Former Waterloo mathematics student Mohamed Omar awarded inaugural Claytor-Gilmer Fellowship by AMS

Thursday, October 21, 2021

Mohamed Omar
Mohamed Omar, an associate professor of mathematics at Harvey Mudd College in Pasadena, California, has been awarded the inaugural AMS Claytor-Gilmer Fellowship.

The yearlong fellowship was established to further excellence in mathematics research and to help generate wider and sustained participation by Black mathematicians.

Omar completed both an undergraduate and master's degree in mathematics at the University of Waterloo, where he specialized in combinatorics and optimization and pure math. He went on to complete a PhD at the University of California-Davis and a postdoctoral stint at Caltech, before accepting a position at Harvey Mudd.
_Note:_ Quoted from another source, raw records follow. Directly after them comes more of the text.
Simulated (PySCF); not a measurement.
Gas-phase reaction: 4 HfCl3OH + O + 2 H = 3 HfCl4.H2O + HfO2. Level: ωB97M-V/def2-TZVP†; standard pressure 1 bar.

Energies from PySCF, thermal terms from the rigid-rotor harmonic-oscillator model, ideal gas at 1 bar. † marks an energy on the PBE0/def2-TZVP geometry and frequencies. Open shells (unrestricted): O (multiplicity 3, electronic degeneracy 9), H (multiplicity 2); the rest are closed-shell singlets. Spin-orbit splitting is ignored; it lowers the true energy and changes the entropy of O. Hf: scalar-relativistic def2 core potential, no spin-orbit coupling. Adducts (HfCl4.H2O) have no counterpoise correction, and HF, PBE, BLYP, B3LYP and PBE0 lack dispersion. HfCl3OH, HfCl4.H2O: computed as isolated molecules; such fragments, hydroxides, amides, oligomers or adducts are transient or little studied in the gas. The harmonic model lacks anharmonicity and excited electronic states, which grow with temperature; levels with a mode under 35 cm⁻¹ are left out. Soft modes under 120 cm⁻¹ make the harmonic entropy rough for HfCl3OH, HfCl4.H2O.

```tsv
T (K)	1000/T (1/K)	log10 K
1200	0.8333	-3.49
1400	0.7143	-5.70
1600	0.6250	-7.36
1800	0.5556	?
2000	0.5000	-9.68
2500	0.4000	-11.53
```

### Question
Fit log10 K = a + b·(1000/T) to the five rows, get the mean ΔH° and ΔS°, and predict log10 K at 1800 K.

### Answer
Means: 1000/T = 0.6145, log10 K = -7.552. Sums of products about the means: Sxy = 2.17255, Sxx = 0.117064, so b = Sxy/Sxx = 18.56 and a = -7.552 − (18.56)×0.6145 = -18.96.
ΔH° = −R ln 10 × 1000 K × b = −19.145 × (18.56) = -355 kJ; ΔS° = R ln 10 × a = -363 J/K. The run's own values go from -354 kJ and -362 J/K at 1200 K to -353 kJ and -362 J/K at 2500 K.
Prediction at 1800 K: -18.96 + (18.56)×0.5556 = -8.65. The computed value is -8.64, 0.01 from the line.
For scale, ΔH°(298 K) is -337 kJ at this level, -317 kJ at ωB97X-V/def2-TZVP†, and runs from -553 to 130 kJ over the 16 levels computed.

Omar's research focuses on discrete mathematics, combinatorics, graph theory and discrete/convex geometry. According to the AMS website, during the 2021-2022 fellowship Omar will pursue two main lines of inquiry. First, he will study applications of the recently developed Slice-Rank Polynomial Method, which harnesses linear algebra to solve problems in extremal combinatorics involving restrictions on more than two sets from a family of sets. Second, he will explore graph propagation through an algebraic lens.

In 2019, Omar came back to Waterloo to do a talk at the Math Faculty Teaching Seminar. He talked about the innovative speech-to-LaTeX program he developed and how he involves students in writing live lecture notes in the classroom. He also has a YouTube channel and a TikTok where he posts videos about math topics.